Punjab and Haryana High Court Rejects Anticipatory Bail in Multi-Lakh Basmati Rice Fraud Case
The Punjab and Haryana High Court has firmly denied anticipatory bail to an accused involved in a significant cheating case concerning basmati rice, valued at multiple lakhs, which was registered in Punjab's Sangrur district. Justice Sumeet Goel dismissed the petition filed by Sahil Garg, who sought pre-arrest relief in connection with an FIR lodged at the Dirba police station.
Legal Proceedings and Court's Stern Rebuke
The FIR was registered under sections 318 (4), 317 (2), and 61 (2) of the Bharatiya Nyaya Sanhita (BNS) on December 9, 2025. In a strong move, the court imposed a cost of Rs 50,000 on Garg for filing two separate petitions for anticipatory bail and submitting a false affidavit. Justice Goel observed that such conduct was not merely a procedural error but a blatant attempt at forum shopping and an affront to the sanctity of judicial proceedings.
The court noted, "This attempt at clandestinely testing the waters of judicial discretion by moving multiple petitions, espousing exactly the same cause of action, was tantamount to playing fraud with the justice dispensation system." This highlights the judiciary's zero-tolerance for misuse of legal processes.
Details of the Cheating Allegations
The case stems from a complaint filed by the owner of Jainam Foods, a basmati rice dealer based in Sangrur. According to the complaint, on October 24, 2025, three individuals, including the petitioner Sahil Garg, approached the complainant posing as traders and exporters operating under the names M/s Ganga Overseas and Ganga Foods in Karnal.
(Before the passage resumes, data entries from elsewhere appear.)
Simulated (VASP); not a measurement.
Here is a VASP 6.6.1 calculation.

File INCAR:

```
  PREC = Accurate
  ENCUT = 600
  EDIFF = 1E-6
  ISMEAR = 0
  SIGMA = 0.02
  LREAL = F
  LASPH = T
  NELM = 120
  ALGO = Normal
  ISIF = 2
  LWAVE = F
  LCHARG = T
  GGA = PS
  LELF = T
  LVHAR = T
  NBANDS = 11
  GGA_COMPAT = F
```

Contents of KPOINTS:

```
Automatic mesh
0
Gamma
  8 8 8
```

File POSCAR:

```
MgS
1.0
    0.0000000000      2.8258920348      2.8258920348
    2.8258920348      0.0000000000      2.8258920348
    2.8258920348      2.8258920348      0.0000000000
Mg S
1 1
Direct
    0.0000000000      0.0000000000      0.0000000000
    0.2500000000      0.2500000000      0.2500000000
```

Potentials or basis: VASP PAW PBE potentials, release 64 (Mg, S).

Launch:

They allegedly offered to purchase rice at a rate higher than the prevailing market price—Rs 6,681 per quintal compared to Rs 6,500—and assured payment within 10 to 12 days of loading. Between October 26 and November 5, 2025, the complainant supplied approximately 100 metric tonnes of basmati rice and 30 metric tonnes of super mongra rice through multiple consignments.
To gain confidence and induce further supply, an amount of Rs 8 lakh was reportedly transferred as security. However, the remaining payment was allegedly not made, and the accused later stopped responding to calls and issued threats, according to the complaint.
Arguments Presented by Both Sides
During the hearing, the counsel for the petitioner argued that the matter arose from a purely commercial transaction and was unjustly given a criminal colour. It was contended that the agreed payment cycle was 37 days, with the 10 to 12-day clause relating only to a discount condition. The defence also submitted that Rs 8 lakh had already been paid and that the firm's bank account was frozen prior to the FIR registration, preventing further payments.
Sahil Garg, identified as a practising advocate and member of the Bar, denied involvement in the day-to-day business operations of the firms and offered to join the investigation. In opposition, the state submitted that Garg was specifically named in the FIR and actively participated in negotiations and the lifting of consignments.
Furthermore, the state highlighted that multiple FIRs of a similar nature were registered against Garg within a short span, suggesting a pattern of conduct indicative of fraudulent activities.
Court's Final Decision
After hearing all parties involved, the bench dismissed the petition for anticipatory bail. This ruling underscores the court's commitment to upholding justice and preventing abuse of legal mechanisms in cases involving alleged financial fraud.